FRENCH PLACE LAUNCHES 'CORALE' IN MILAN AFTER FOUR YEARS IN LONDON
- Victoria Comstock-Kershaw
- 39 minutes ago
- 3 min read
FRENCH PLACE has opened a new permanent space in Milan, marking the latest phase for an organisation that began in London in 2020. Originally based at 9 French Place in Shoreditch, the project started as an independent exhibition venue and has now relocated its programme to Via Carlo Goldoni 64, 20129 Milan, where it will run exhibitions alongside residencies and public events.

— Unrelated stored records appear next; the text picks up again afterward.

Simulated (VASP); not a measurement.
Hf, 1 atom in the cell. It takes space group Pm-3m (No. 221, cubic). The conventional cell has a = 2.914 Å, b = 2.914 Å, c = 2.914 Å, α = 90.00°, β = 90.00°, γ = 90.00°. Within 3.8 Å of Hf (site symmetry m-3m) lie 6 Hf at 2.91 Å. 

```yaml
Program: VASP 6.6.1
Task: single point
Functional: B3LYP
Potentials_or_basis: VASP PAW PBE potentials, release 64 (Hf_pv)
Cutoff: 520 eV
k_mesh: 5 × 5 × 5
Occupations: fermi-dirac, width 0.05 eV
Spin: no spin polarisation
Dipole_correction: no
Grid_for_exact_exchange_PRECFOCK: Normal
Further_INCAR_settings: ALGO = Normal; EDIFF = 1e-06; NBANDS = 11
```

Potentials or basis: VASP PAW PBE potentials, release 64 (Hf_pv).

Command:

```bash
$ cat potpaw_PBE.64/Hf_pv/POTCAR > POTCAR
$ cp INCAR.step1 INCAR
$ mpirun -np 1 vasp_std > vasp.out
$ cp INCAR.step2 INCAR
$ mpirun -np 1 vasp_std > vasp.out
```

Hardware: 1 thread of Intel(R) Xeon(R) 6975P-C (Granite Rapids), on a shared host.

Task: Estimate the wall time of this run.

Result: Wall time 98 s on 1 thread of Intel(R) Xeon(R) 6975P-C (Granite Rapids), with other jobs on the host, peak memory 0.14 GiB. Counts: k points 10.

Installation photography courtesy of gallery
The opening is inaugurated by CORALE, a group exhibition running until 28 February 2026. The organisation describes the Milan venue as a step toward a hybrid structure at the conjunction of an art institution and an art gallery. The founders frame the move as an expansion of purpose rather than a change of identity: the London space, they write, was built to “bring artists, galleries and audiences into closer dialogue,” and as the programme developed, “so did the need for a setting that could support its evolution.”
Installation photography courtesy of gallery
FRENCH PLACE is led by Mauro Umberto Mattei and Marta Orsola Sironi, who place emphasis on what they call a dual perspective. “Our collaboration as co—founders is grounded in difference,” they explain, pointing to “intergenerational perspectives” and a balance between “experience and contemporary insight.” The aim, they add, is to create a space that feels “structured, warm, confident and welcoming.”
Installation photography courtesy of gallery
A key part of that proposition is a funding model that ties the commercial gallery to a broader public-facing programme. The founders describe a circular model in which gallery proceeds support a public programme, an artist mentoring lab, and a residency programme. They also outline plans for an Art Trust to sit alongside the gallery, designed to support longer-term initiatives and partnerships.

CORALE is positioned as both a first exhibition and a statement about how the programme will operate. The show brings together thirteen artists and collectives: Xolo Cuintle, Nina Davies, Anna De Castro Barbosa, Francesca Frigerio, Steph Huang, Cecilia Mentasti, mountaincutters, Matthias Odin, Marco Siciliano, Riley Tu, Gaspar Willmann, Rafał Zajko and Luis Enrique Zela-Koort. Works span sculpture, installation, text and moving image, with a curatorial emphasis on plural voices rather than a single through-line.
The exhibition title draws on the Italian word corale, which can refer to choral composition but also carries a broader meaning of something collective or shared. The accompanying text notes that English does not map neatly onto that semantic range, and frames the exhibition around that gap. The intention is to treat translation as an active condition rather than a problem to be solved: a way to hold “plurality, friction, and resonance” without forcing consensus.
Alongside the group show, FRENCH PLACE is using its opening month to establish a programme rhythm that extends beyond exhibitions. From 29 January to 11 February, the first iteration of its video programme presents two single-channel works by Riley Tu, described as addressing “body politics, self-representation, and algorithmic resistance within digital spaces.” From 12 February to 12 March, the organisation launches its residency programme with Matthias Odin, presented as the first in an ongoing sequence of process-led residencies.
Riley Tu, Prelude, 2024 Single channel colour 4K video with stereo sound, 3 minutes 20 seconds Edition of 3 + 2AP, courtesy FRENCH PLACE & the artist
The founders describe the Milan venue as “a gathering place for people, research and critical discourse,” and present their intentions in terms of sustained engagement rather than quick turnover. They also stress continuity with the London chapter, describing the original address as foundational to the project’s identity and the new space as a development of an existing community.
FRENCH PLACE is open Wednesday to Saturday, 3–7pm, Via Carlo Goldoni 64, 20129 Milan.